# Zero-DRAM Recursive Folding Pipeline (SVE2 -> BabyJubJub)

This notebook provides a conceptual walkthrough of the in-register telemetry attestation pipeline implemented in `src/telemetry_fold_sve2.c`.


## 1) Conceptual sketch of recursive folding

Stages: **Ingest Gate -> NTT Furnace -> LWE Accumulator -> Divergence Track -> SNARK Wrapper -> Register Scrub**.

- Ingest loads telemetry polynomials (256 coefficients in Z_3329).
- NTT butterfly and Montgomery reduce run branchlessly.
- Fold accumulator updates `Z16-Z23` equivalent state in-register.
- Integer-point divergence from Gaussian-seeded midpoint is folded every step.
- Tail-call SNARK witness generation only at epoch end (10^8 items).


In [None]:
import numpy as np
import matplotlib.pyplot as plt

Q = 3329
N = 256
MIDPOINT_SEED = 1663

def montgomery_reduce_scalar(z, q=Q, qinv=3327):
    """Python mirror of montgomery_reduce_sve2 lane behavior."""
    m = (z * qinv) & 0xFFFF
    t = (z + m * q) >> 16
    return t - q if t >= q else t

def fold_step(z_in, z_acc, r_i):
    scaled = np.array([montgomery_reduce_scalar(int(v) * int(r_i)) for v in z_in], dtype=np.int64)
    z_acc = (z_acc + scaled) % Q
    delta = (z_acc - MIDPOINT_SEED) % Q
    abs_delta = np.minimum(delta, (Q - delta) % Q)
    divergence = np.array([montgomery_reduce_scalar(int(v) * int(v)) for v in abs_delta], dtype=np.int64)
    z_acc = (z_acc + divergence) % Q
    return z_acc, divergence


### Mapping to SVE2 C implementation
- `montgomery_reduce_scalar` ↔ `montgomery_reduce_sve2`
- `fold_step` first add/mul ↔ `fold_accumulator`
- `abs_delta` and `divergence` ↔ `integer_divergence_track`
- Final limb pack below ↔ `snark_wrap_edwards`


In [None]:
# Simulate a tiny epoch for visualization (10^8 in production).
rng = np.random.default_rng(7)
items = 512
r_i = 23
z_acc = np.zeros(N, dtype=np.int64)
divergence_energy = []

for _ in range(items):
    z_in = rng.integers(0, Q, size=N, dtype=np.int64)
    z_acc, div = fold_step(z_in, z_acc, r_i)
    divergence_energy.append(int(div.sum()))

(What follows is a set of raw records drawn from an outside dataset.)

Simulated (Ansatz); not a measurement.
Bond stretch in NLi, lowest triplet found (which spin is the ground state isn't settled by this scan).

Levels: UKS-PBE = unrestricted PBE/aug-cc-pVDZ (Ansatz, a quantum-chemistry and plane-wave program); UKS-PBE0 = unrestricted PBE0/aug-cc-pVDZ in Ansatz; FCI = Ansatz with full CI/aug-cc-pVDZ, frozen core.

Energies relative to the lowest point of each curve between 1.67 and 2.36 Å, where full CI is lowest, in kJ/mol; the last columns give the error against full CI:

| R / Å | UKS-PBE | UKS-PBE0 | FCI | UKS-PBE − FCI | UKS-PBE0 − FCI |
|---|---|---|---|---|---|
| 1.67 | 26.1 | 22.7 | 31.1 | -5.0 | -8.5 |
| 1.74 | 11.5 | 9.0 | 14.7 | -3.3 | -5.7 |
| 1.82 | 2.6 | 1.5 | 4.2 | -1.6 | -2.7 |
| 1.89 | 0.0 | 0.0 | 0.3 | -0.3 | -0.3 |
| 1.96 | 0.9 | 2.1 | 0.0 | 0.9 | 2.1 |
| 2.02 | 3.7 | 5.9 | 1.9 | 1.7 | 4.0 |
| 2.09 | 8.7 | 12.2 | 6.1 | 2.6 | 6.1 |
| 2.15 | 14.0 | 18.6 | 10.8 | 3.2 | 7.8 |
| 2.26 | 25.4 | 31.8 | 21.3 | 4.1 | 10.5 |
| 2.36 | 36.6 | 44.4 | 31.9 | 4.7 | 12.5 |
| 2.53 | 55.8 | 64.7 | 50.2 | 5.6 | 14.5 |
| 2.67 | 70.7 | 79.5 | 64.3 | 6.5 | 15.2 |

# BabyJubJub witness-style 512-bit packing concept (4 limbs x 128b).
limbs = [
    int(np.sum(z_acc[0:64]) % Q),
    int(np.sum(z_acc[64:128]) % Q),
    int(np.sum(z_acc[128:192]) % Q),
    int(np.sum(z_acc[192:256]) % Q),
]
witness_512 = ''.join(f'{x:032x}' for x in limbs)
print('Conceptual 512-bit witness:', witness_512)


In [None]:
fig, ax = plt.subplots(1, 2, figsize=(12, 4))
ax[0].plot(divergence_energy)
ax[0].set_title('In-register divergence progression')
ax[0].set_xlabel('Fold step')
ax[0].set_ylabel('Divergence energy (sum of lanes)')

ax[1].plot(z_acc[:64])
ax[1].set_title('Accumulator lanes (first 64 coeffs)')
ax[1].set_xlabel('Coefficient index')
ax[1].set_ylabel('Value mod q')

plt.tight_layout()
plt.show()


## 2) Deterministic timing and zero-DRAM notes
- Every arithmetic step is expressed with branchless vector operations.
- Divergence and fold happen per lane in a fixed schedule.
- Witness emission occurs once per epoch (tail-call SNARK model).
- Final register scrub (`EOR Z, Z, Z`) corresponds to the exit path in C.